Living in a small rural town, my home office internet connection suffes from higher than average latency. When we first started out, this seemed to be a big challenge, and we were even told that the experience of the entire webinar was dependent on the connectivity of the host. For a while, always had someone form our Austin office be the first host in the session. It seemed ot help, but it also seems like that the updates in Connect have taken this out as a factor.
The Setup
In Connect, as host you can create and flip between different layouts- different ways of organizing the pods or information sections used in session. After attending other webinars, I keep in mind things I can borrow. On my first setups, I aimed to maximize the content screen area (where you share slides and images or screen shares) and stack a participant and chat list on the left., e.g.

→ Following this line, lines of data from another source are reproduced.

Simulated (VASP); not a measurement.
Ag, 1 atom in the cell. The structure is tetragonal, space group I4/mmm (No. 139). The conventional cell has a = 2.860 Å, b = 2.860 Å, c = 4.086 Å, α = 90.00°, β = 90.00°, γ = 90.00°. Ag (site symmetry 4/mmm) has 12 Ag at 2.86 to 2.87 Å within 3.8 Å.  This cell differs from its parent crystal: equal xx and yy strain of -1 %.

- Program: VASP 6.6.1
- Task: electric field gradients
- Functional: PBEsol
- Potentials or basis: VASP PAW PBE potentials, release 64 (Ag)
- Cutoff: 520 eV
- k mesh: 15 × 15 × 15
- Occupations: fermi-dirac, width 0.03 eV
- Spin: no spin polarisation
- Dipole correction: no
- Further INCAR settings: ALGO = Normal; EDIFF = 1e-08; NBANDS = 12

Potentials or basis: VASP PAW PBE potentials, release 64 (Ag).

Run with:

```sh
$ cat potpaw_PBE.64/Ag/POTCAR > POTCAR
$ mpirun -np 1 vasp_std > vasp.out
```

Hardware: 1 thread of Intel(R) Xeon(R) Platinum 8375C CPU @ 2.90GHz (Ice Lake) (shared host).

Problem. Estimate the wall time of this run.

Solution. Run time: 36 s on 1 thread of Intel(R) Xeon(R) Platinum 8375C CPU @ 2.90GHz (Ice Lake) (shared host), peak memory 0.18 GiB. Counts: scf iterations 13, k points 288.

It tended to make the chat and participant list confined, and I have gone to a new set up recently, where I make the content area a little smaller (using an aspect ratio to accommodate the 4:3 aspect ratio of presentations) to allow side by side participant and chat columns on the left. This leaves room on the bottom for an event title banner, and I have even gone to using a small pod in the bottom left for a sponsor or host logo (see below).
So my landing page I activate pre-event is a layout I call “Meet and Greet” it is where people mingle before the show starts. I have had a ton of success with something I picked up from the EDUCAUSE webinars- I have a pod from which I can play an audio mix track, so when people come in they know their audio is working because they hear music. Without something like this, you invariably get chat messages like, “Is the audio working? I dont hear anything”.
What I did was to set up a 30 minute mix of music (a single mp3 file) which I uploaded to Connect and then just share. As host, I can start and stop the music (sadly, I cannot adjust the audio gain, hello Adobe? C’mon, this cannot be hard to add!). The music I put together is a mix of stuff form open content sites (ccMixter, Internet Archive) so we promote some good old openness– I provide a link to a web page that has the mix and music credits http://www.nmc.org/podcast/nmc-music-mix.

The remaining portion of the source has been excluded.